The CEO was only on board for a little more than a year, but a lot happened in that time. Now, as he leaves, the company is taking on a major cloud computing partnership.
Ed Daihl, Accela’s CEO, is stepping down from his role after about a year for personal reasons.
But he still has a stake in the company. Literally — he’s an investor. He’ll be sticking around as an adviser as Mark Jung, the company board’s executive director, takes on leadership. The company is searching for a new permanent CEO and has already begun interviews.
The partnership is with Microsoft. In the infrastructure-platform-software structure that defines cloud technology, Microsoft Azure will be the cloud on which the Accela platform sits, and the applications that spring from that platform will both come from Accela and third-party developers via APIs.
Accela still has its own data centers, and customers can still choose them. But going forward — and most of the company’s new customers have been cloud deployments, Daihl notes — Azure will be the main infrastructure supporting Accela.
“That partnership begins, really, in earnest today, the beginning of the fiscal year,” Jung said. “That partnership really has no end [date].”

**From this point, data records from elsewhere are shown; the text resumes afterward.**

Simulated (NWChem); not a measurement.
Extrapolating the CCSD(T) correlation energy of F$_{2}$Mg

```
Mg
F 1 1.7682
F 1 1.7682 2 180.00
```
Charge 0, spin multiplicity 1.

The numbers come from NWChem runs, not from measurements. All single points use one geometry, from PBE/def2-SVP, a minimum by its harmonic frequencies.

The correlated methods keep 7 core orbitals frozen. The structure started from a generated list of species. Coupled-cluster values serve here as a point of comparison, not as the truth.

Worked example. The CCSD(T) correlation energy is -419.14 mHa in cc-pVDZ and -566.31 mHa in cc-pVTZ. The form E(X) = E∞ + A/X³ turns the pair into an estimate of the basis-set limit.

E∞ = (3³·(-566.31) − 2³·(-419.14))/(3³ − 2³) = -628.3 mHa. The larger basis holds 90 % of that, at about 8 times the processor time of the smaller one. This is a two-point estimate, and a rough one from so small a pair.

Daihl’s tenure as CEO was, if short, action-packed. The company was sold to the private equity firm Berkshire Partners in a massive deal. It launched a Center of Expertise to help customers with challenging regulatory problems. It started edging into the applications space with commercial-off-the-shelf solutions meant to help government tackle marijuana, short-term rentals, planning and building.
“We’ve actually started coming out with products, which is new to us, rather than [just] having this framework,” Daihl said.
It also started a more aggressive international expansion, with new customer support operations in Dublin, Ireland, and Amman, Jordan, and a growing staff in Salt Lake City. As it pursues more government clients overseas, Jung said those centers, as well as the partnership with the global giant that is Microsoft, will help.
“We need to be set up to have development, cloud operations and customer support worldwide so we can follow the sun,” he said.
Internally, Daihl rolled out a five-year strategy for the company — called the seven pillars — that remains in place. They were aimed at benchmarking Accela as a cloud company against other cloud companies in various areas and then improving on those benchmarks.
“The best is yet ahead of Accela,” Daihl said.